Happy IWSG Day! For those who are new here, I participate in the monthly Insecure Writers Support Group blog hop. Details and signup here. This month’s optional question is: Writers have secrets! What are one or two of yours, something readers would never know from your work?
I struggled to come up with an IWSG post this month. Usually I have one done by no later than Monday, and I’m usually pretty happy with it, but not this month. As much as I try to shut out the outside world and focus on my writing and my day job and my family, it’s been hard these last few days. So much pain and brutality.
It’s a bit ironic, I suppose, because I tend to write about pain and brutality. My first novel (still stuck in the hell of interminable revision) features a character who was brutalized by an abusive husband–and that dude is intent on brutalizing her again, right into a cemetery plot. My second novel (for which I have a messy first draft from last year’s NaNo) features a villain who rapes and murders kids. The main character of the short story I’m working on accidentally shoots a kid. And the short story I wrote last year that won an award features the meditations of a fed-up wife who… well, one day I’ll post the story online, and you can find out for yourself.
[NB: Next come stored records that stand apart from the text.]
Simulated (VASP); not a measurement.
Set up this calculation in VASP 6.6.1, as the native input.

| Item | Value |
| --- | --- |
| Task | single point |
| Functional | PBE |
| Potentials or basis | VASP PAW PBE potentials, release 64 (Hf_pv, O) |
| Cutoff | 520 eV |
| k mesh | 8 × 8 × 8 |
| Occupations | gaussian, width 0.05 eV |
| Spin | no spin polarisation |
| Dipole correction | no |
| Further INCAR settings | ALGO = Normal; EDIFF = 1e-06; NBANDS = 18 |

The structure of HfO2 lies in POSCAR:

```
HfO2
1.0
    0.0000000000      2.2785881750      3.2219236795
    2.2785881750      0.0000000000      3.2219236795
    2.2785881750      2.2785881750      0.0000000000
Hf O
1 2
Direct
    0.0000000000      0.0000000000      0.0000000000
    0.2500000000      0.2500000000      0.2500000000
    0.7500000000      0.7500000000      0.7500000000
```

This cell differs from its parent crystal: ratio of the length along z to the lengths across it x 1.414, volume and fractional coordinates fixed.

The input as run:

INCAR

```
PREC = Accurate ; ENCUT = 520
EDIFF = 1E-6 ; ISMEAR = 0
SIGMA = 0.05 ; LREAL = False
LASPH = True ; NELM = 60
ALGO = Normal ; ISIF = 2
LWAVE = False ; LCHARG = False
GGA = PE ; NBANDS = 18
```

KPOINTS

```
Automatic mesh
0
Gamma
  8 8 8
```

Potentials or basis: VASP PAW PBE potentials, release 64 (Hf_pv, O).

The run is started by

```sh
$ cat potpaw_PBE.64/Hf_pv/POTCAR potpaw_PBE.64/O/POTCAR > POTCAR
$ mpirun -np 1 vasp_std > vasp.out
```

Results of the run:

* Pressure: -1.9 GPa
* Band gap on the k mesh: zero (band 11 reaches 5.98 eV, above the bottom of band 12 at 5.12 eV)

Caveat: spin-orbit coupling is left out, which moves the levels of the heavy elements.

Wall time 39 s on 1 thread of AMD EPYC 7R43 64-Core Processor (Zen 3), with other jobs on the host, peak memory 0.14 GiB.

So what’s my secret? Am I a closet psychopath? Have I done time for murder one? Spent my youth working as an assassin for a foreign government? Nope, nope, and nope. My secret is this: I’m an almost stereotypical mild-mannered librarian. I read. I garden. I knit. And my heart breaks at accounts of real violence. There are news stories I don’t read, even though they would make good fodder for future stories. Videos I don’t watch. Movies I don’t watch. I used to love 80s slasher flicks–Jason and Freddie and Michael Myers mowing down teenagers with various sharp objects. Now that I’m not a teenager–and now that I’m a mom–I find myself actually sympathizing with… the teenagers. Sixteen-year-old me would be mortified.
And so, though I write about murder and mayhem with glorious abandon, I cannot abide the real thing. And that’s why I struggled to come up with a post and why I’ve struggled to write or concentrate these last few days. My heart breaks for the family of George Floyd, whose loved one was murdered–slowly–in front of an audience on a public street. My heart breaks for every person of color who has grown up in a racist culture, oppressed by racist systems that limit opportunity, damage bodies and souls, and sometimes kill. I am sickened by the actions of some of our police officers and the statements of some people I considered friends. And yet I am safe from the murder and mayhem. Safe to write about violence and brutality in my nice white lady world. Safe in my rural neighborhood. Safe in my white skin.
And that, my friends, is my secret. And more and more, I find it a shameful one.